To download the Pentaho BI-server sources, you can use subversion:

svn co svn://source.pentaho.org/svnroot/bi-platform-v2/tags/3.8.0-stable/

I renamed the folder to "pentaho":

mv 3.8.0-stable pentaho

Download Tomcat, the CBF, and make the project directories.

The main configuration for a project is located in the config direcory and is called build.properties. Here is an example:

#######################################
## GENERIC PROPERTIES
######################################

javac.path = /usr/bin/javac

# Solution path. Required for compile time
solution.path = ~/cbf/project-test/solution

# Solution path required for runtime. Defaults to the above value but can be different if we're
# deploying to another place. Should be used in WEB-INF/web.xml in the solution-path parameter
solution.deploy.path = NOT SET

#accepted values: tomcat or jboss
server.name = tomcat

# Tomcat 5.5 path:
tomcat.path = ~/cbf/tomcat

# Copy the sample solutions to our project directory? true | false
copy.pentaho.samples = true

# Java options for the run command
java.opts = -Xmx512m -XX:MaxPermSize=512m -Xrunjdwp:transport=dt_socket,address=8765,server=y,suspend=n

# to allow 3.8 to build correctly
project.revision=3.8.0-stable
dependency.pentaho-reporting.revision=3.8.0-stable

#####################################
## PROJECT DIRECTORIES - The defaults usually work fine
######################################
pentaho.dir = pentaho/
pentaho.build.dir = target-build/

#####################################
## DEPLOY OPTIONS
######################################
deploy.mode = rsync
deploy.args = -avz --exclude '.svn/' --exclude '*.log' --exclude 'work/' --exclude 'temp_user/' --exclude 'temp/' --exclude 'tmp/'
deploy.dest.server = user@localhost:/Path/To/Deploy/
deploy.dest.solution = user@localhost:/Path/To/Solution/

#####################################
## DYNAMIC TOKENS TO BE USED AS FILTERS
#####################################

DB_LOCATION = 127.0.0.1
DB_USER = someone
DB_PASSWORD = bar
BASE_URL = http://127.0.0.1:8080/pentaho

Finally, there can be different configurations for the project. Each configuration needs its own file in teh config directory called build-XXX.properites. For example, build-testing.properties, or build-production.properties.

An Example

After making the appropriate changes to the context.xml for a project, it should go in this direcory:

project-test/patches/target-dist/server/webapps/pentaho/META-INF

And the web.xml should go here:

project-test/patches/target-dist/server/webapps/pentaho/WEB-INF

A Second Example

The Community Dashboard Editor (CDE) uses files with the .wcdf  extension. The bi-server cannot apply ACLs on those files without making a change to the pentaho.xml file. The pentaho.xml file is located in the solution's system folder, but when the CBF compiles the bi-server, the solution system folder is written over. Any project specific changes needed in pentaho.xml must be put in the patches directory. So make the diretory, make a copy of the pentaho.xml file:

mkdir patches/project-test/solution/system/
cp ./solution/system/pentaho.xml patches/project-test/solution/system/


and make the following change in patches/project-test/solution/system/pentaho.xml:

<acl-files> xaction,url,prpt,xdash,xcdf,wcdf</acl-files>

Next time: Running it

April 8, 2011

Playing with LucidDB: namespace and users

One of the challenges (and part of the fun) of using a relatively new open source project, is useing the software despite the lack of complete documentation. The nice thing about open source is that if you have a question, there usually is a discussion board or list-serve where you can ask the creator directly. In the spirit of openness, I am posting some of little pointers about using the column based open source database LucidDB especially comparing to to MySQL. There is nothing new here, but if you come to LucidDB from MySQL there are a few (minor) gotchas that is would be nice to avoid. So here is a post about the LucidDB namespace and users. (BTW, LucidDB's approach to namespace and users should be applicable to many databases)

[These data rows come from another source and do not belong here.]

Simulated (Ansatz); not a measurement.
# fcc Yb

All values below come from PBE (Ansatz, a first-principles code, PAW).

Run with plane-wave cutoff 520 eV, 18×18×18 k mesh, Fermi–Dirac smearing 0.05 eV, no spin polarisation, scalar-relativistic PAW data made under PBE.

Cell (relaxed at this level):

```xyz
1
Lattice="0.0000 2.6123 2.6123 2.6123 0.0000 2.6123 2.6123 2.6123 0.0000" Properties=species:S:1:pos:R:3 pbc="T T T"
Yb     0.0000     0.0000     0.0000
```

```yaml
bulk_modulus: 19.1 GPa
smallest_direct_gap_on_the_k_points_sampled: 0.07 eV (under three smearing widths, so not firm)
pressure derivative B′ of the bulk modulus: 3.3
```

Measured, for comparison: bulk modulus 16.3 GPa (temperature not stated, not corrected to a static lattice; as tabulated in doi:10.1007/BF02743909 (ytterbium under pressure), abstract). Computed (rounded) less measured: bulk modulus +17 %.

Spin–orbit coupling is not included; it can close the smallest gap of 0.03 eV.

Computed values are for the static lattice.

LucidDB is a column-store database designed for data warehousing and business intelligence. It is open source, and has a growing community, including a new corporate sponsor: Dynamo BI. Column-store databases are faster than row-store databases when executing the kinds of queries that are common in data warehouses. There are a number of speed comparisons of LucidDB on the web, and it always does rather well. Additionally, Lucid as a number of interesting features such as the ability to connect to other databases (and even Hadoop!) and run queries on the remote database.

Navigation and basic interaction:

Installing LucidDB is pretty easy, and there are directions on the LudicDB site, so let's start with some basic navigation, and compare it to MySQL.

In MySQL, the highest level of a namespace is the "database." So a single project might have a single database, but there might be other databases running on the same MySQL instance. Any table can be referred to by its qualified name as in:

select * from databaseName.tableName

When you refer to a table without a database name, MySQL will assume you are referring to the presently used database. This is equivalent to the above query.

use databaseName;
select * from tableName;


The highest level of the LucidDB namespace is "catalog" and under catalog is "schema." (I think this is closer to the SQL standard than MySQL.) Here is an example of a LucidDB query with a qualified name:

select * from catalogName.schamaName.tableName

Like MySQL, LucidDB assumes the present catalog and schema when you refer to a table without a catalog and schema. You can change catalog or schema in LucidDB by using the "SET" command (Note the single quotes around the catalog and schema names!):

set catalog 'catalogName';
set schema 'schemaName';
select * from tableName;


If you get lost, MySQL has a function to tell you what database you are in:

select database();

LucidDB does not have an equivalent function (though you could write one if you want). Instead, you must query one of the special systems views. These views expose information about the state of the system. For the current catalog and current schema, you can query the user_session_parameters view to get both:

select * from LOCALDB.sys_root.user_session_parameters where param_name in ('schemaName', 'catalogName');

You can use the same system view to get a lot of information about your current session as well.

In Mysql, the SHOW command is useful to see structure of the database (and a list of available databases). For example:

SHOW databases;
SHOW TABLES;
SHOW VIEWS;


(PostgresQL has its own commands: \dt to show tables). To get similar information from LucidDB you must again go to the systems views. The view contain all the information about tables, views, triggers, databases, etc. Refer to this link for details about all the information you can see, but here are some examples:

SELECT * FROM sys_root.DBA_SCHEMAS;
SELECT * FROM sys_root.DBA_TABLES;
SELECT * FROM sys_root.DBA_VIEWS;


Creating users

When you install LucidDB, there is a default administrative user called "sa" with no password. You can log into LucidDB and create a new user, and set the user's default schema:

create or replace user "sa" identified by 'aGoodPassword';

Or create a new user:

create user "userName" identified by 'aBetterPassword' default schema test_schema;

Lastly, there are a two useful systems views that have information about users, DBA_USERS and DBA_ROLES. However, they are only available in the (yet) unreleased version 0.9.4.

As a side note, it appears that you can set up LudidDB to use JAAS, but the documentation is unclear (to me), and I have not tried it.